This weekend, my family and I went up the road to Rogers, AR and visited War Eagle mill a Grist Mill (a mill where wheat is ground into flour). Walking into the gift shop, we found bags of flour and corn meal, and a variety of other grains, nicely packaged and sewn up in cotton bags. Just the way you would have bought flour, as much as 100 years ago. The mill is set in a very picturesque setting; with an old bridge, a small waterfall, unique trees with their roots exposed. Looking around, and hiking through a nearby trail, I felt inspired, just by my surroundings.
Sometimes it is not my environment that inspires me, but people that I know. I love to be around artists, musicians, and creative people. I like just hearing their ideas, and picking up on their creative "vibe". I really like to watch a group of artists collaborate on something, to see how they feed on the energy of one another. That really makes me feel inspired.

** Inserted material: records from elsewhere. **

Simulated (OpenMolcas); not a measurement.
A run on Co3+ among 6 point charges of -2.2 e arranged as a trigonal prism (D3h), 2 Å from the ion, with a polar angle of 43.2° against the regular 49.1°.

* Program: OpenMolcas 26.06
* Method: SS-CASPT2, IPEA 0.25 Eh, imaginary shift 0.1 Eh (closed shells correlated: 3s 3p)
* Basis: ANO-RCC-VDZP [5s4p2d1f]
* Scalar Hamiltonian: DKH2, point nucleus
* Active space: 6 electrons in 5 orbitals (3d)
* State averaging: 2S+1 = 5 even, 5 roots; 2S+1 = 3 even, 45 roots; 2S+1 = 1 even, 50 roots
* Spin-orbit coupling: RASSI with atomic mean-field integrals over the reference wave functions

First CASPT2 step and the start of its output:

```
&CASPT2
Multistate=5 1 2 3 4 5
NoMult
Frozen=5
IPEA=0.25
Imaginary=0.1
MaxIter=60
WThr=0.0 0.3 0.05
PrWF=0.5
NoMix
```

Sometimes, it is not an actual person or a place, but a song or a story that gets me inspired.
Yesterday, we rented the movie Kit Kittridge An American Girl, it was a sweet movie about a girl's life during the depression. I watched the mother try to come up with ways to make ends meet: taking on borders, growing a garden, and making dresses out of the feed sacks that would have been thrown away. Much like the sacks I had seen at the mill, just two days earlier.
And as I watched, I again became inspired. For this family, it was a necessity to find creative ways to use what they had, to be productive and not be wasteful. In our family, we recycle more than just what goes into the recycling bin. We also reuse a lot of things, but especially containers for storage. But I'm looking into what else we can do to be productive and not wasteful. Tonight I've been researching planting a fall garden. I want to share the experience, of growing and creating with my children.
So help me to inspire others, tell me what or who inspires you? What is your best creation, that came from reusing, upcycling, or recycling?